The US and China will grant visas valid for up to a decade to visitors between the two countries under a deal announced by US President Barack Obama.

Mr Obama said the move would "benefit everyone," speaking during a high-level summit of Asian business leaders in Beijing, known as Apec.

Visas between the two countries were previously valid for only one year.

China-US relations have been rocky amid increased US presence in the Pacific and concerns over cyber espionage.

But on Monday, Mr Obama told the Asia-Pacific Economic Cooperation (Apec) chief executive summit that the US welcomed the rise of a "prosperous, peaceful and stable China".

"We want China to do well," Mr Obama said.

"We compete for business, but we also seek to co-operate on a broad range of shared challenges and shared opportunities."

Under the new visa rules, set to take effect on Wednesday, student visas will be valid for five years, while business and tourist visas will be valid for 10 years.

The deal will not change how long a traveller will be allowed to stay in the US or China, but how long the visas are valid for entry.

The US will also continue to require an in-person interview as part of the application for a visa.

Image copyright Reuters
Image caption President Barack Obama said the US would continue to press issues like cyber theft
Image copyright European press agency
Image caption The Asia-Pacific Economic Cooperation (APEC) 2014 Summit goes on until 11 November
Image copyright AP

White House officials said they hoped the deal would bring more Chinese visitors and spending to the US.

"Chinese travellers cite ease of visa policies as the second most important factor in deciding where to travel, behind only cost," the White House said in a statement.

"A competitive visa policy is needed to secure our place as the chosen destination for millions of Chinese travellers."

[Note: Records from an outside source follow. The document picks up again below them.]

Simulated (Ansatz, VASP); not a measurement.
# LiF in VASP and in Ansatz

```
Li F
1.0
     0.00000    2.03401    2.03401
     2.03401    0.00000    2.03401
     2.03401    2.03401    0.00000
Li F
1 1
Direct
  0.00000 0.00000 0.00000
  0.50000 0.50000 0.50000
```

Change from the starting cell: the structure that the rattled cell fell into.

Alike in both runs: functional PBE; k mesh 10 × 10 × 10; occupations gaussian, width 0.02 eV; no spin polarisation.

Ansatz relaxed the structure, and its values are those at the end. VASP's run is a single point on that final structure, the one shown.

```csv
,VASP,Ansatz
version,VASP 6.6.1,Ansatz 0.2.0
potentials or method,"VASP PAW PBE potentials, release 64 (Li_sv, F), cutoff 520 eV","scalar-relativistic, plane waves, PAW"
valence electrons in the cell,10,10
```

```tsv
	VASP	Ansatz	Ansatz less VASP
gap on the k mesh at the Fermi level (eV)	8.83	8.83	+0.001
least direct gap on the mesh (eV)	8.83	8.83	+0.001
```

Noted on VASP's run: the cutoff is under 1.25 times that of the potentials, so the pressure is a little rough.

About 100 million Chinese travelled abroad last year, but less than 2% spent time in the US.

Despite Mr Obama's upbeat message in announcing the visa changes, he reiterated that America would continue to press China on a number of issues including cyber espionage, currency manipulation and human rights.

"We're not going to stop speaking out on behalf of the things that we care about," Mr Obama said.

He and Chinese President Xi Jinping are expected to meet later in the summit.